Hundreds of youth gathered Friday to mark the 1992 ethnic cleansing against non-Serbs in Prijedor, one of the deadliest episodes of the Bosnian war, in an unprecedented commemoration attended by members of the local Serb community, AFP reports.
"This is the first time in Bosnia that we try to show to political officials and citizens that the time has come to have a better society," said Drazana Lepir, who travelled to this northwestern town from Banja Luka, capital of Bosnia's Serb-run entity Republika Srpska.
"Our message will probably touch rather citizens than politicians. But I think that youth is the power. Seeing how many of them came today to support this initiative, I think we are on the right path," the Bosnian Serb told AFP.

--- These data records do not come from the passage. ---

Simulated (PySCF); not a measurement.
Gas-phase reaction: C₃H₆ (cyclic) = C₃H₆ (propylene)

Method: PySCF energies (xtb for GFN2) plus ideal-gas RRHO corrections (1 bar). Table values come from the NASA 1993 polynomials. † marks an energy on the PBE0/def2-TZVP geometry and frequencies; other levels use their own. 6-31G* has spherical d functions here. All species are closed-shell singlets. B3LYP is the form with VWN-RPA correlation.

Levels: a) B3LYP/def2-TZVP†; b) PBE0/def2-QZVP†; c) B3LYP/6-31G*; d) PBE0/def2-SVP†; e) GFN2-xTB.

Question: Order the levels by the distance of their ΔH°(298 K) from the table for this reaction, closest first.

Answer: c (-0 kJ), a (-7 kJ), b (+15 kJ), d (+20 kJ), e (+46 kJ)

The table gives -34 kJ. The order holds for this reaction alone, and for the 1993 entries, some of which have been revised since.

In the first months of the 1992-1995 conflict, 3,227 Muslims and Croats, including 228 women and 123 children, were killed in Prijedor, according to the local association Izvor.
To pay homage to the victims, several hundred people, mainly youths, marched through the centre of Prijedor wearing white armbands similar to those the Serbs ordered Croats and Muslims to wear as of May 31, 1992.
Non-Serbs were also ordered to hang a white cloth outside their homes on that date, marking the beginning of a months-long campaign of expulsions, arrests and executions.
After Bosnian Serb forces took control in the region of Prijedor in April 1992, non Serbs were hunted and killed. Several thousand people were imprisoned in detention camps.
The first images of skeletal detainees in the camps emerged in August 1992 and attracted the world's attention to the campaign of ethnic cleansing in Bosnia.
"I remember that day, May 31, 1992. I wore a white armband just like this one at the time," Rifet Alejsic, a 73-year old Muslim inhabitant of Prijedor, said during the procession.
The youths in Friday's procession also carried 123 roses, one for every child who was killed or went missing during the Prijedor massacres.
They laid the flowers on the pavement in the shape of a memorial which they have long campaigned for but whose construction has been denied by the authorities.
"Local authorities have prevented victims' families from visiting the sites of the detention camps," said Tijana Cvjeticanin, a member of the "Because It Concerns Me" group that organised the commemoration.
"One of those sites, a steel mine in Omarska, is controlled by (steel giant) ArcelorMittal. The owner does not allow victims' relatives free access," she said. "Therefore, we demand the local authorities allow the construction of a monument in downtown Prijedor."
Several former Bosnian Serb military and political officials were sentenced by international or local justice for their role in the crimes committed in Prijedor.
The mayor of Prijedor at the time, Milomir Stakic, was jailed in 2006 for 40 years. Zeljko Mejakic, a commander of the Omarska death camp, where several hundred prisoners were killed, was sentenced in 2009 to 21 years in prison.
The war in Bosnia claimed some 100,000 lives and displaced more than two million people, almost half of the pre-war population.